As I am reading the news on MH370's search in the South Indian Ocean, I came to realize that these underwater beacons look like really cheap and outdated devices. Starting with the beeping for only 30 days. As with AF447, 30 days proved to be a ridiculous short time a find anything in the high seas. Surely the cost and weight of a 6 month-life battery is by no means a financial or technical burden on an airline; look at bulletproof cockpit doors for a comparison.

I don't know the very technical data of the underwater pinger, but to quote a line in some online news article:

"The range of the pinger is limited because it uses a relatively high frequency of 37.5 KHz. In water, high-frequency sounds travel shorter distances, meaning the pinger signals can travel only 2,000-3,000 metres."

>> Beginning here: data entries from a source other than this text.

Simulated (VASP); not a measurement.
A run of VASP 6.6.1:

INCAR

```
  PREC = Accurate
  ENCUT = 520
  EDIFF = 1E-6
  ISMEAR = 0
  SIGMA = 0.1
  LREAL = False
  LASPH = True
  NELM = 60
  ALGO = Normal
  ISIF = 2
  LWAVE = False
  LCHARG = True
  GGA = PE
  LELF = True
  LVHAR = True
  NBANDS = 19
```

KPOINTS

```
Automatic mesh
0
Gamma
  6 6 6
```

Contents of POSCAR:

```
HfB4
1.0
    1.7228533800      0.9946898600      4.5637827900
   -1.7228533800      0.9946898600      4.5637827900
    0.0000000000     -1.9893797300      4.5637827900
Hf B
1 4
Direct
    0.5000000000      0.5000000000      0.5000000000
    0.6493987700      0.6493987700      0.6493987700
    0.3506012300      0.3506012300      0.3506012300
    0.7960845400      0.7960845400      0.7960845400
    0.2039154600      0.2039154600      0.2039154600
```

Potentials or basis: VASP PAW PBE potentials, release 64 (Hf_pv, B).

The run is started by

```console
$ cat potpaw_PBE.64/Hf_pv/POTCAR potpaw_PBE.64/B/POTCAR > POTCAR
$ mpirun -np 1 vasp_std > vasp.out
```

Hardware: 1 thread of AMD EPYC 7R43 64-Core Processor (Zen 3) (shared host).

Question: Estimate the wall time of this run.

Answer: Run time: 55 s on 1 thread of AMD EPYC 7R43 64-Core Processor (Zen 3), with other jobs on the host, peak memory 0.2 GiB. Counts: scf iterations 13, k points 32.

Damn! This is where we're at, in the 21st century?! For millions of years the ocean floors had depths in excess of 6000 meters in places, what do we expect from a plane going down at sea? To float for 3 months?

Is there today any pinger that does a better job? Like a lower frequency to get a better range underwater, or a CVR/FDR mounted with a battery lasting a year?

What I am talking about here are not technological breakthroughs, but merely upgrades to existing equipment, as it is obvious in this day and age, that we can't find an aircraft in the time available from the pingers batteries to give off their position, let alone the depth at which they could be transmitting from, incompatible with surface detection... time for a change?